You might want to have a talk with about 95% of the hockey statistics community. They wrongfully use the word "luck" to describe variance in team SH% & SV% because they don't understand what is really going on there. Hockey analytics are such ridiculously lazy math, that that crowd has fallen into the trap of explaining away anything that doesn't fit neatly into their very basic math formulas.
Well don't put me in with that crowd.
Hockey analytics are useful tools.... tools that can be used to augment traditional eyeball scouting. They are not the be all and end all and I've never said they are. They are useful though.
You'll never find me in either the pro-analytics (SB Nation style)or the anti-analytics (Steve Simmons style) crowd. I don't believe things are so black and white. I think there are some very useful metrics out there. Metrics that when used, with context, can be very informative. But context is key.
I don't want to get into a semantics argument, but "luck" doesn't exist. Probability exists. Certain interactions lead to higher probabilities of certain outcomes. PDO is a measurement of probability, and skill can absolutely effect those interactions.
First of all...a PDO 10% higher than average? With a .930sv% and 11.8%? I call bullshit. That's a 1045 max.

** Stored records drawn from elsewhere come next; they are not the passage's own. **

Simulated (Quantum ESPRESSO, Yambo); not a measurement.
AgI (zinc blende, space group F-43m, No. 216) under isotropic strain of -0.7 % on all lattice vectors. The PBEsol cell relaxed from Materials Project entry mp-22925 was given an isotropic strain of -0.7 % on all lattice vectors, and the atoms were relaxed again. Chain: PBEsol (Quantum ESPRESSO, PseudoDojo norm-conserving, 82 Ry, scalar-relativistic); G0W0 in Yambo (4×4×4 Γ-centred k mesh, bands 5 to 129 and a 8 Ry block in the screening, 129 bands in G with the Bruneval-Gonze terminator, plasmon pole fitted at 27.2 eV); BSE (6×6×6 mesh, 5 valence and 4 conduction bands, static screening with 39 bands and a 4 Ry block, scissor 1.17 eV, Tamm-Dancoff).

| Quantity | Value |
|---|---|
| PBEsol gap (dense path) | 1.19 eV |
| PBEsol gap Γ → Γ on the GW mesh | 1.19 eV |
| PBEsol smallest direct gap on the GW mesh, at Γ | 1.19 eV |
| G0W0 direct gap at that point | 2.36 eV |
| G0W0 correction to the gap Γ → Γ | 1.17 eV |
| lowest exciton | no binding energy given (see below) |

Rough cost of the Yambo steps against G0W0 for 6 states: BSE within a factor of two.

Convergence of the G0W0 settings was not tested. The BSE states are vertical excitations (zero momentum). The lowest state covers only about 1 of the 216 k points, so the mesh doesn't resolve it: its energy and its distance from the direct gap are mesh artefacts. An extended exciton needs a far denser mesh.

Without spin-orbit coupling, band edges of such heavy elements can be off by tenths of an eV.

Yes I had a typo... as you can see above I said, "when we start talking about being above 104.0 as the leafs were earlier in the year (ie December), you have to see that some of that is luck."
I know it should have been 104.8, not 110.
Yes, but the expected regression should be to the mean. You're no more likely to be a 1100 than you are a 900, and if you are a 1100, regression to the mean, means performing at something much closer to 1000 from that point onward.
Yes, and look at the Leafs record from December onward. A team that from that point forward was a 500 hockey club, propped up by an unrealistic number of shootout victories and eventually even that collapsed on them.
The first thing to go was the goaltending dropping from 940 levels (first with Reimer, then with Bernier, who while still playing well and above average for an NHL goalie, wasn't playing the mind numbingly insane he was in october november) .... then we saw shooting percentages completely fall of the map in recent weeks.
This is based more on the composition of a team though and not on some mystical levelling effect of "luck". If you constructed a team that received elite .930+ goaltending, and had high talent level forwards shooting 10%+, you're going to be around a 1030 or higher every year. That's not luck at work, that's elite levels of skill at work. There will be variance in performance, even among elite athletes, but that's a group of players that will out perform average, every year.
Theoretically could you assemble a team with enough high level talent forwards shooting 10%+? Yes you probably could. In today's NHL with a salary cap and the draft set up to favor weaker teams, and all the other mechanisms for parity? Good luck with that.
You're preaching to the choir, though blindly believing in possession as the cure all is as wrong as Randy's nonsense.
Cure all? No... But a more possession system would have got this roster into the playoffs IMO.
Winning the cup? No, they didn't have the talent for that.
Its more than just Randy... its roster construction too.